Tokyo: Japanese bid their final goodbye to former Prime Minister Shinzo Abe on Tuesday as a family funeral was held at a temple days after his assassination shocked the nation. Abe, the country's longest-serving prime minister, remained influential even after stepping down two years ago for health reasons. He was gunned down Friday during a campaign speech in the western city of Nara.
Hundreds of people, some in formal dark suits, filled sidewalks outside Zojoji temple in downtown Tokyo to bid farewell to Abe, whose nationalistic views drove the governing party's conservative policies. Mourners took photos and some called out “Abe san!” as a motorcade with the hearse carrying his body accompanied by his widow, Akie Abe, slowly drove by the packed crowd.
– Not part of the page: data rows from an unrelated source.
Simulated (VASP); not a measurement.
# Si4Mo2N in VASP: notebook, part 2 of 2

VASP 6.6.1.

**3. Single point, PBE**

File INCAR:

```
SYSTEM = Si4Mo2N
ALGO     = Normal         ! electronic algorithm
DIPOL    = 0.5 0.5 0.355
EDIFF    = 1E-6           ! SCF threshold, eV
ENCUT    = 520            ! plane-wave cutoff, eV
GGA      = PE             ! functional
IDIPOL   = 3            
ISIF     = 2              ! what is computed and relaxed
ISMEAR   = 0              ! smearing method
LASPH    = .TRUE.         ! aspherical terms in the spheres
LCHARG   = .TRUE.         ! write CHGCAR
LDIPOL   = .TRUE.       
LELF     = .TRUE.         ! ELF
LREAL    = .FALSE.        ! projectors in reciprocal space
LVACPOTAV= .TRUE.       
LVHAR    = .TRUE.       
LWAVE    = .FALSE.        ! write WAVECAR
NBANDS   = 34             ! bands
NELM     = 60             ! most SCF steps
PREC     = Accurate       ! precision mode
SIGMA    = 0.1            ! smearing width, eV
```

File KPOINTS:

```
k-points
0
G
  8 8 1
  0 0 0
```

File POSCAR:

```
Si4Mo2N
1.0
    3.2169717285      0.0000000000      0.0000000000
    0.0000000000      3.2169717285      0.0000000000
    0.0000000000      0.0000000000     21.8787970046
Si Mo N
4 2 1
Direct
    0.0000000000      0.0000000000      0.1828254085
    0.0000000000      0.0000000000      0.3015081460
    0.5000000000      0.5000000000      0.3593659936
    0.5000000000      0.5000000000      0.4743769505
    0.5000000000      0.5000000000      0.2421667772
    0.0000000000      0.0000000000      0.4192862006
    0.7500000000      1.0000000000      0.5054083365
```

Only she and other close family members, along with Prime Minister Fumio Kishida and senior party leaders, attended the funeral at the temple. The hearse traveled through Tokyo's main political district, Nagata-cho, where Abe spent more than three decades after being first elected to parliament in 1991. It then drove slowly by the governing party headquarters, where senior lawmakers in dark suits stood outside and prayed, before heading to the prime minister's office, where Abe served a total of nearly a decade.
Kishida and Cabinet members pressed their hands before their chests as they prayed and bowed toward the hearse before it headed to a crematorium. On Sunday, two days after Abe's shocking death, his Liberal Democratic Party and its coalition partner won a landslide victory in elections for the upper house, the less powerful of parliament's two chambers.
That could allow Kishida to govern uninterrupted until a scheduled election in 2025. But Abe's death also opens up a period of uncertainly for his party. Experts say a power struggle within Abe's party faction is certain and could affect Kishida's grip on power. Kishida has stressed the importance of party unity after Abe's death.